The Ultimate Rope-a-Dope
Needless to say, President Bush wasn't handled with the same kid gloves by the media.
The press threw everything they had at him. It seemed to begin in early February, when the gay marriage issue--egged on by the press with the hopes of discrediting a conservative president and even his wife--took center stage thanks to the Massachusetts Supreme Court. From there it was off to the races, including trumped up charges over Bush's 9/11-themed ads, the Abu Ghraib POW scandal; the partisan 9/11 hearing; and on and on.
Then throw in all the anti-war, anti-American, anti-Bush millionaire rock stars. And all of the anti-Bush books. And I think there was even an anti-Bush movie out during the summer. Maybe two. Or maybe more. Who can say?
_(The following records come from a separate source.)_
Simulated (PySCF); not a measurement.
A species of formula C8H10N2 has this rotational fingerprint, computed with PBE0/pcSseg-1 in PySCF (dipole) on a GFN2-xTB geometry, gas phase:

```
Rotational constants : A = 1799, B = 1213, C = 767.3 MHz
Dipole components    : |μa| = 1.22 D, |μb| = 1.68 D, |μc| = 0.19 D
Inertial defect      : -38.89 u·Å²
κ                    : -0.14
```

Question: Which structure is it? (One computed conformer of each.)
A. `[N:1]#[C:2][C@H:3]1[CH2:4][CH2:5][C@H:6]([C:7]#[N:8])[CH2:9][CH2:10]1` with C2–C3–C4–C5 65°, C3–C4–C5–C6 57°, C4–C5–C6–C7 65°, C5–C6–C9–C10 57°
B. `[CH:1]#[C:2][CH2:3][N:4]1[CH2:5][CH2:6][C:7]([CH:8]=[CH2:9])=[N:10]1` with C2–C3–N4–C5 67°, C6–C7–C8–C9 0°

By the time Halloween rolled around, it felt like daily October surprises: NYTrogate last Monday (and Tuesday, and Wednesday and...); Al Jazeera pulling Osama out of a hat on Friday, 60 Minutes' oldie-but-a-goodie body armor story on Sunday, and I think the Times had some sort of other anti-Bush story on Monday. (The bogus early returns Tuesday afternoon was the final October surprise. But that's a whole other post, as this one is going into extra innings.)
There were two distinct trends at work this year, egging each other on: the Bush team, has an almost Zen-like ability to simply not react no matter how much they're egged on by the leftwing legacy media. This has the result of absolutely infuriating that same leftwing legacy media into going even more nuts. It's the ultimate rope-a-dope: President Bush (along with his inner circle) endured blow after blow, hatred after hatred, attack after attack that would have crippled a weaker man, or caused him to lash back.
By not reacting, the media, the book publishers, the filmmakers grew increasingly more infuriated, and ratcheted up their hatred far, far, far past the red line on the hate-o-meter.
The result? They canceled much of their efforts out; the news media exposed its bias for the world to see (and oddly enough, in many cases discovered a new found--and frankly refreshing--willingness to admit that they're biased to the left); and for many, left themselves superfluous.
Which brings me back to where I started: almost as an experiment, I decided to keep the TV off on Tuesday and rely on the 'Net. The bloggers and Freepers kept me informed of everything I needed to know, and Hugh Hewitt provided a bias that fits comfortably with mine, while staying even-handed, cool and crisp throughout a long, crazed night.